Ever since 1998, I have had the expectation that the US dollar would collapse due to high debt and large trading deficits, with massive inflation as a result, eventually leading to the demise of the dollar as the world's global transaction currency, and the US losing its status as the world's unchallenged economic super-power. A position it has held since the end of World War I.

When the Euro was introduced, I celebrated its creation, thinking it would gain strength as a credible alternative to the dollar, with the possibility of minimizing negative impact on the world economy as the dollar collapse progressed. The absence of sovereign control over monetary policy could only strengthen the currency's credibility, I thought, and considered it madness when the Euro dropped to close to 0.8 to the dollar four months after it was introduced on January 1st 2001.

When the Euro peaked at 1.6 against the dollar in early 2008 (with the value of Eurozone GDP reaching par with the US), I took it as a sign that the expected dollar collapse was happening before my eyes. At that time, the leverage in the US economy was unmatched, and had it not been for hyper-aggressive intervention by the Fed, the US banking system would have dis-integrated into a nasty long-lasting deflationary spiral, with the possible outcome of total and utter chaos. The gold-price also rallied together with the Euro, however, as the Euro's structural problems were yet to surface, the rally in gold took new turns when it surfaced that the Euro was a poorly regulated initiative, due to the ECB lacking supervision of domestic lending in member countries, and outright accounting fraud in the case of Greece.
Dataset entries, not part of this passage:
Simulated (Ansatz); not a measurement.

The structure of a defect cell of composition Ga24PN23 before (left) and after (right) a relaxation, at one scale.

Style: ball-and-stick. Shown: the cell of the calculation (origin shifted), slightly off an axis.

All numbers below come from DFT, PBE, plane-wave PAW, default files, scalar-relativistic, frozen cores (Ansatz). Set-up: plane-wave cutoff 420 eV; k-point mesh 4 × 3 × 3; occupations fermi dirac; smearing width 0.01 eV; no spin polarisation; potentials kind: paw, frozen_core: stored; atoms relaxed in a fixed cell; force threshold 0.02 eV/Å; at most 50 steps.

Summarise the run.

In retrospect, the dollar collapse has largely taken place, but the transition has been gradual, little by little every year, and the major impact has been felt in the real economy, and to a lesser extent in financial markets. When measured in the relative purchasing power of the American consumer versus consumers in the countries of trading partners, there is still substantial room for the dollar to correct, as the US current account deficit is still 3% of GDP (though more than halved from its 7% peak in 2006). With debt fueled consumption re-ignited by Bernanke's QE measures, the current account deficit is again heading for an increase.

The dollar collapse has manifested itself primarily in rising wages (in USD terms) in developing economies with large current account surpluses (e.g. China, India, Gulf states, Latin America, Russia, etc), and secondarily in the prices of gold and oil, as wage increases in these economies have allowed consumers to purchase increasingly more of these commodities. To take gold as an example - in 1980, Europe and the US accounted for jointly 80% of global gold purchases. In 2012, the number was less than 20%, and is set for record lows in 2013 as ETF gold outflows are absorbed by buyers in what was previously characterized labelled as the "developing world".

In retrospect, Bernanke's QE measures should be celebrated rather than criticized, as they are allowing for a "soft" devaluation of the dollar, with export based economies gradually shifting towards more domestic consumption, rather than changes taking place through a brutal correction.

However, the changes are far from complete, and will continue to dominate the world economy for the next two decades to come. As the paradigm shift is happening gradually, and it is beyond doubt that the current up-tick in the US economy is just a blip against a long-term trend of continued demise.

Will the new paradigm be a bearparadigm? Yes, however perhaps not in the sense of being a financial bear market, as was reflected in the title initially intended for this blog.

It will more likely be a panda-bear paradigm.